Laying EB-5 to Rest

By Dan Cadman on April 17, 2019

My colleague here at the Center, David North, has written extensively and persuasively about the bloated, ineffectual, and scandal-ridden EB-5 investor program (see, e.g., here, here, and here). Although designed to pair wealthy foreign investors who seek green cards to worthy projects that create jobs for Americans, it does nothing of the sort on either end of that equation.

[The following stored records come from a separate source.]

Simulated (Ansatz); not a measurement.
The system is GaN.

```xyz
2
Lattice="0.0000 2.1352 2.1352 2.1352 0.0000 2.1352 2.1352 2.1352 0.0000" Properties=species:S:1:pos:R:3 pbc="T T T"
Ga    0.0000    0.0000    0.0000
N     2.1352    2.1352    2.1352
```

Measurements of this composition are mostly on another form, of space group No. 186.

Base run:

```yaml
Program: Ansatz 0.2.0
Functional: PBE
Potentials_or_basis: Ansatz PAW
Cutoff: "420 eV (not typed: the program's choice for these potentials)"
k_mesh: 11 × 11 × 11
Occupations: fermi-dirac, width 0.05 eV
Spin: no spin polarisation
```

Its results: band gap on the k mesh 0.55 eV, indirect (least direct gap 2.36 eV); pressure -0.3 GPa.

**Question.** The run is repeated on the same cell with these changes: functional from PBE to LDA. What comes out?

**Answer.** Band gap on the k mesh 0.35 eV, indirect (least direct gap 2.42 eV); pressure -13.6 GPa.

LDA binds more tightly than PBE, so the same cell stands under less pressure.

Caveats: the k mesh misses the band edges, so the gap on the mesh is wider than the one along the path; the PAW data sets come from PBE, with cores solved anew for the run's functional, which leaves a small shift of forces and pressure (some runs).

On the "investors" end, the program guidelines have become so loose that even individuals who borrow the $500,000 to throw into the approved investment pot can be deemed eligible to apply, according to at least one feckless ruling by a federal district court judge. What's more, many of the investors are so eager to accrue resident status for themselves and their families that they throw the money into the EB-5 equivalent of a Ponzi scheme designed solely to make the middlemen rich. This often results in multiple lawsuits against the promoters of the scheme, and sometimes prosecutions in which aliens still seek to obtain their green cards even though nary a job was created.

On the jobs end, the rules are equally pathetic. Approval for a project is often dependent on the same hype that sucks in the starry-eyed investors, and long-term (or even intermediate-term) jobs are scarce as hen's teeth. Even that portion of the program supposedly targeted toward creating growth, development, and job opportunities in poverty stricken and low income areas (so-called "targeted employment areas", or TEAs) is a sham because the borders of TEAs are gerrymandered in the same way that politicians gerrymander congressional districts to suit themselves.

A perfect example of this can be found in an April 12 article in CityLab, "The Hidden Horror of Hudson Yards Is How It Was Financed". It's worth a read, and it's also worth noting that what is described here is unambiguously not an outlier. It is, sadly, all too representative of the flaws of EB-5 developments writ large. They are almost never as advertised.

Why, you may be asking, has such a badly thought-through and poorly executed program survived? Quite simply, because it has drawn entrepreneurs and their politician friends like flies to honey. On the Democratic side of the Great Divide, members of the Clinton family, as well as possible presidential candidate (and former governor of Virginia) Terry McAuliffe, have gotten their hands deeply into the muck. On the Republican side, members of the Trump family, including First Son-in-Law (and roving middle East peace ambassador) Jared Kushner, have done likewise. These Democrats and Republicans are by no means the only ones who have lined up to cash in.

The provision of law authorizing the EB-5 program recently sunsetted. Unfortunately, it was renewed as a throw-in amendment to the last-ditch spending bill both parties scrambled to put together after the fruitless government shutdown.

This means that it sunsets again at the expiration of that spending bill, which is on the last day of this fiscal year, September 30, 2019. It would be a mercy to all concerned to lay this program to rest forever and not, as has happened in the past, to revive it yet again.